In healthcare data research, accuracy and completeness are paramount. Researchers and analysts need to know that the data they rely on is not only comprehensive but also trustworthy. At Veritas Data Research, we understand that over-cleaning data before delivery can unintentionally filter out valuable, unique record information. 

That’s why our approach is different: we deliver all sourced records to give our customers the flexibility to apply their own downstream cleaning and consolidation methodologies, preserving flexibility for each use case and maximum transparency for users about how data is transformed prior to inclusion in analytics.  

However, we don’t believe in simply shifting the hard work of data cleaning and curation to our customers. Therefore, as part of our data transparency efforts, each record we deliver includes a confidence score to help users understand how robust the source data behind the record is. These Veritas record confidence scores are a critical tool for ensuring data quality and helping clients make informed decisions about which records to include. 

What does Veritas score mortality records for robustness?  
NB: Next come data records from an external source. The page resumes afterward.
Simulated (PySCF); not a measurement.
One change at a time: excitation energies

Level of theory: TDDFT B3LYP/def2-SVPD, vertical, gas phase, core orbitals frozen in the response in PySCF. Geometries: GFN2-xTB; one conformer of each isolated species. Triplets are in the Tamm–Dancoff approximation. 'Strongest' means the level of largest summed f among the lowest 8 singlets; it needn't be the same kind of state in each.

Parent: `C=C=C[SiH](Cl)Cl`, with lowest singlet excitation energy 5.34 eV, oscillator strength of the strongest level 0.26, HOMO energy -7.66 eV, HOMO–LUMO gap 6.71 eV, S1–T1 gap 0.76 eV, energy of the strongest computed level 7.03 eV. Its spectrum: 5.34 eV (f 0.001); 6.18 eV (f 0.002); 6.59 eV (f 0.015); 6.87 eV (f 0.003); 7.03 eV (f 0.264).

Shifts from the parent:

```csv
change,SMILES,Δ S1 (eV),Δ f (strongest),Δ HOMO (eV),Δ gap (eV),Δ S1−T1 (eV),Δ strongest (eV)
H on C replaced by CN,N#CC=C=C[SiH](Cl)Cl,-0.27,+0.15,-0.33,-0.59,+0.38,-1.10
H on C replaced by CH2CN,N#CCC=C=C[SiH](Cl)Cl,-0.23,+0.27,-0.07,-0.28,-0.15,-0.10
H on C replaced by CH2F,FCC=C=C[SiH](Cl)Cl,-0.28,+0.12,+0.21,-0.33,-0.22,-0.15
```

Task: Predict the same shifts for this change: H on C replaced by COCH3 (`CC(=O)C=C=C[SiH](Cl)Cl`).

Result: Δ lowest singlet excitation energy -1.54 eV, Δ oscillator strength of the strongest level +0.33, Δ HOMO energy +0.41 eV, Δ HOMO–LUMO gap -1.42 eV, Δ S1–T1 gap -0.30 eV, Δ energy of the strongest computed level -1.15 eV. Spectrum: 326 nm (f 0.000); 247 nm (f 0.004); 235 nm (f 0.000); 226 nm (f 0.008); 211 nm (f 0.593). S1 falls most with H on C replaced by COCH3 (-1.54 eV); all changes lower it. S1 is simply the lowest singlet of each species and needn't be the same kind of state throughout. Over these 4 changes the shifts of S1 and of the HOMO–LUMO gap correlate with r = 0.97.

The Veritas Fact of Death confidence score is a quantitative, dynamic measure of a death record’s accuracy and reliability. This score reflects the quality and integrity of all the underlying sources that contributed to the death record. This score allows our clients to instantly assess the robustness of a record and streamline their data selection process for specific analytic projects. 

How We Calculate Confidence for Death Records 

The mortality confidence score is derived from a sophisticated weighting model based on three principal factors: 

  1. Source Type: This variable refers to the origin of the source records. Sources are not all created equally. We classify them based on their proximity to ‘gold standard’ records, which are typically those closely aligned with government-sourced death reports (e.g., Social Security Administration (SSA) or state databases). Lower-weighted sources include interment sites, memorial sites, obituaries, or funeral home notifications. 
  1. Diversity of Sources: This variable measures the variety of source types contributing to a record. A record supported by a combination of high-reliability government data and corroborating memorial or funeral home data will generally receive a higher confidence score than a record supported by only one type of source. 
  1. Source Count: This variable represents the raw number of contributing sources per record. While a high count is beneficial, the weighting model ensures that the quality and diversity of the sources are prioritized over just the sheer number. 

Our proprietary system dynamically weights sources based on their demonstrated correlation and alignment with government-sourced data. This continuous re-alignment ensures that the mortality confidence score remains robust, evidence-based, and highly reliable for research and operational applications. 

Managing Variations: The Likely Duplicate Indicator 

In the world of complex, real-world data, variations are inevitable. Potential duplicate records occur when minor differences are reported by the underlying sources for a person’s death. 

Veritas assigns a unique traceability number to each unique deceased individual based on four key attributes: first name, last name, date of birth, and date of death, and when all of these attributes match in the underlying sources, they will be consolidated into one death record. However, when one of those four attributes differs (e.g. an obituary reports death on January 5th, but the SSA reports it as January 6th), Veritas will create two unique records so that our users have full transparency to the underlying death data. However, many users will rightly believe that it is acceptable to consolidate these similar records as they most likely represent the same person. To facilitate this process, Veritas includes a Likely Duplicate Indicator for records of this type. This flag is appended to each potential duplicate, and points the user back to the anchor record that Veritas believes is the best to use. This anchor record is selected by the system by choosing the likely duplicate record with the highest confidence score. 

Transparent Data You Can Trust, for Research You Can Stand Behind  

The Likely Duplicate Indicator works alongside the confidence score to highlight records that possess variations in key underlying attributes, suggesting they may represent the same individual. This dual approach provides a holistic view: 

  • The confidence score tells you how reliable the record is 
  • The Likely Duplicate Indicator tells you how unique the record is 

This system puts the control into the hands of the user, allowing them to make nuanced decisions on record matching and de-duplication, ensuring they don’t prematurely discard a potentially critical piece of data. 

The Veritas mortality confidence score is more than just a number; it is our commitment to data integrity and the engine of operational efficiency for our partners. By providing this transparent, weighted measure, we allow data scientists to focus their resources on analysis and workflow integration rather than on preliminary data scrubbing, leading directly to improved operational efficiency and more confident research outcomes.